The Future of Big Data: Distilling Less Knowledge Per Bit

Without higher-value analyses, big data will overwhelm us

Advertisement

Until recently, the word data didn’t require a modifier. But we passed a watershed moment when we started referring to big data. Apparently, that wasn’t a sufficient description for some chunks of data, because people grasped for bolder terms, such as humongous data. Sadly, now, it appears that we have run out of appropriate adjectives. And yet data keeps getting bigger and bigger.

So instead of mentioning data, people have begun waving their hands and talking vaguely about the “cloud.” This seems to be the perfect metaphor—a mystical vapor hanging over Earth, occasionally raining information on the parched recipients below. It is both unknowable and all-knowing. It answers all questions, if only we know how to interpret those answers.

This evolution brings to mind two images. The first is from the current scientific hypothesis that all of the information in a black hole resides in the event horizon that surrounds it. This is like the idea of the cloud, while on Earth below, the practical reality of the cloud manifests in proliferating server farms. These farms bring the second image to mind: Douglas Adams’s city-size supercomputer, Deep Thought, from the classic novel (and radio play and TV show and movie) The Hitchhiker’s Guide to the Galaxy.

With these imaginary end states in mind, I wonder: Where is all this headed? Will data increase indefinitely, or is there some point of diminishing returns? Is there such a thing as enough data—or possibly too much?

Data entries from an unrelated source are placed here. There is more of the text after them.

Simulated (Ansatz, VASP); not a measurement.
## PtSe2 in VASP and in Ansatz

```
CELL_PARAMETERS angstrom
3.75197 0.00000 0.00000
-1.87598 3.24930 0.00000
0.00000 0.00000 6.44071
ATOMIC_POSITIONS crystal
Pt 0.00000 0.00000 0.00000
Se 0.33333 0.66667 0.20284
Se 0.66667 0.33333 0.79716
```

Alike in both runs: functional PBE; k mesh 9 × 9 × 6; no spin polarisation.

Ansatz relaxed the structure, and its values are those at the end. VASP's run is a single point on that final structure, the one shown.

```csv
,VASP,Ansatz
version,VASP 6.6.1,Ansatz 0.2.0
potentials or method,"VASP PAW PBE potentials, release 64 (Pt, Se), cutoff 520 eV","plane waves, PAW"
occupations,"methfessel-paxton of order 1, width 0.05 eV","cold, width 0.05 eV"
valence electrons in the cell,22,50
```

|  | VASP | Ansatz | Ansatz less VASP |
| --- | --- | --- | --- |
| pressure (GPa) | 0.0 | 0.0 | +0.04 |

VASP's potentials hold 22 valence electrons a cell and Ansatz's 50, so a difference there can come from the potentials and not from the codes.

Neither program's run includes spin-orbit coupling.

There is a popular saying that “data is the new oil.” While I think this is an imperfect metaphor, it is true that both oil and data require refining to be useful. I’m mindful of the information pyramid described in T.S. Eliot’s poem “The Rock”: “Where is the wisdom we have lost in knowledge? / Where is the knowledge we have lost in information?”

For the purposes of our discussion, let’s say that data is composed of 1s and 0s, information is the words and images encoded by data, and knowledge is what we glean or learn from that information. The critical refining is between information and knowledge. In the refining of oil, the ratio of the useful final product to the starting amount of crude is not a function of the amount of crude. Not so with information: The more crude information we have to deal with, the less knowledge we want to produce per bit. Otherwise, big data will simply overwhelm us as it continues to grow. What we want is the small knowledge that we obtain from the big information. As the data set gets bigger, the job gets harder. The catch, however, is that unless the big information is big enough, it may not contain the small signal that we are searching for.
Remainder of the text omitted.